Reading: Raise No More Devils: Improving Organizational Capacity
Raise No More Devils: Improving Organizational Capacity

The title is based on a quote from the 2007 movie, Ghost Rider. Johnny Blaze catches Blackheart, son of Satan, in his apartment, where he is searching for a contract that would cede him the souls of Earth. The two fight briefly. Johnny backs Blackheart up against a wall, and Blackheart admonishes him: “They say raise no more devils than you can lay down. My father raised one too many.”

I consider it to be good advice, generally. The sense is that we ought to be careful about starting things we can’t finish, or starting more things simultaneously than we can handle properly.

Connection with Software Development

Software development teams often find themselves tangled up with more work than they can handle gracefully, if at all. Inundated with requests and desiring to please, teams start work on several items at once in hopes of satisfying multiple stakeholders who all seem to be annoyed at the slow pace of delivery.

The pattern is fractal.

Zoom in from the team to the individual level, and you see individuals trying to do more than they can handle, leading to stress and fatigue which further reduce their capacity in a downward spiral of worsening performance and eroding morale.

Zoom out from the team level to the organizational level, and you see organizations starting more projects than they have the capacity to complete, and agreeing to meet impossible deadlines, in a downward spiral of budget overruns and eroding trust.

The solution doesn’t require any fancy buzzwords or scaling frameworks:

  • To the extent feasible, organize people around products or value streams to minimize cross-team dependencies.
  • Collaborate with stakeholders to understand the relative priority of the various requests based on objective criteria; don’t assume a requester’s level of emotion or theatrical skill is an indicator of the objective importance of the request to the business.
  • Address the highest-priority items first; not necessarily the smallest or the easiest, but the highest priority.
  • Limit the number of items in play simultaneously, to reduce context-switching overhead and maintain flow.
  • Focus on completing one item at a time rather than juggling many items that are all in an incomplete state until the dealine looms near.
  • Begin with the end in mind; start with a clear definition of the desired outcome and steer the work toward that mark through frequent feedback.
  • Take the time to repeat questions and clarify information, to maximize clarity and shared understanding.
  • Look for commonalities, to help avoid overlapping and incomplete local solutions and to minimize duplicate effort.
  • Tie up loose ends; do a completejob of every task, including code clean-up, tests, documentation, regulatory compliance, usability, accessibility, etc.; cutting corners only results in the illusionof speed.

Easier Said Than Done

Conceptually, it’s simple. Practically, it can be challenging.

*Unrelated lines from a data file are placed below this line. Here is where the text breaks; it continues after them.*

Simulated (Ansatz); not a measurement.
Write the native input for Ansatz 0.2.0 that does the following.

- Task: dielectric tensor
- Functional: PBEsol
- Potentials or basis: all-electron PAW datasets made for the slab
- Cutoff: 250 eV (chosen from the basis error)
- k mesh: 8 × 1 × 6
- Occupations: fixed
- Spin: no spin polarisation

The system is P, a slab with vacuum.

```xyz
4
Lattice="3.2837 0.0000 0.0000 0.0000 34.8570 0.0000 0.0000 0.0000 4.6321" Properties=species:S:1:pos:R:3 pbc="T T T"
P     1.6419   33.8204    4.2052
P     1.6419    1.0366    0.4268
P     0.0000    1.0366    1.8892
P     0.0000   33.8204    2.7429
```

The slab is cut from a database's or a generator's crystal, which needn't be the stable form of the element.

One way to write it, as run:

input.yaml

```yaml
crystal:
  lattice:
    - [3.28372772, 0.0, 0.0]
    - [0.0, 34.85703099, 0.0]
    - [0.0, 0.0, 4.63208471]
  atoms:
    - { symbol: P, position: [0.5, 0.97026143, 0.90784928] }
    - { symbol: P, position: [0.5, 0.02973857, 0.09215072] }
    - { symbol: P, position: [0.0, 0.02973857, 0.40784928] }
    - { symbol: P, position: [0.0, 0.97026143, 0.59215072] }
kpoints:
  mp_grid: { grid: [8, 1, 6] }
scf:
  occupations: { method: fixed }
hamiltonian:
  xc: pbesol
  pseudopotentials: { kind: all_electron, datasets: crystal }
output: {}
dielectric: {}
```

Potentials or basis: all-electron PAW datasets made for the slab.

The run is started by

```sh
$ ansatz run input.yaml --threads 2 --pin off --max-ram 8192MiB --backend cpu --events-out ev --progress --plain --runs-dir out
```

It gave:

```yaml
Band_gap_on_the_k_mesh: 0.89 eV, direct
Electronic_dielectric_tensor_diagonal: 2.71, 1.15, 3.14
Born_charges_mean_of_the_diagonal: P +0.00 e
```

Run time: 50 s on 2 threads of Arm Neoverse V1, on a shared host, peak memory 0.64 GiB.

How do you organize people around products or value streams when you aren’t sure what those are, when leadership has never conceptualized the business in those terms?

How do you assess priorities objectively when you have no measurements in place, and you aren’t too sure what to measure anyway?

How do you address the highest-priority items when there are incentives in place driving you to deliver small things quickly, to “show progress?”

How do you maintain discipline in limiting work in progress when everyone is demanding that you show progress on theirrequest?

How do you focus on getting a single work item finished when every day brings new urgent issues and new requests?

How do you get frequent feedback when stakeholders are overloaded with other work, and don’t have time to work with you; and when there are so many dependencies between technical teams that it’s impractical to deliver incrementally?

How do you make sure everyone has a shared understanding of needs and plans when you will be seen as unintelligent for asking the same questions multiple times?

How do you identify commonalities when all the work in the organization consists of highly localized, independent requests from mid-level and low-level managers whose own performance reviews are based on individual performance within the bounds of their particular group?

How can you take the time to tie up loose ends when there is so much pressure to start the next work item before you’ve had time to properlyfinish the last one?

A Little Help

The so-called “agile scaling frameworks” seem to add administrative overhead, new roles and titles, and procedural “rules” without addressing practical problems. And they are difficult to implement: The recently-released SAFe 4.5 guide is 816 pages long. Kanban training is aimed at helping leadership understand Lean thinking; it helps make problems visible, but does little to solve them. Previous models and frameworks seem to have had similar effects: Total Quality Management, Kaizen, Six Sigma, etc.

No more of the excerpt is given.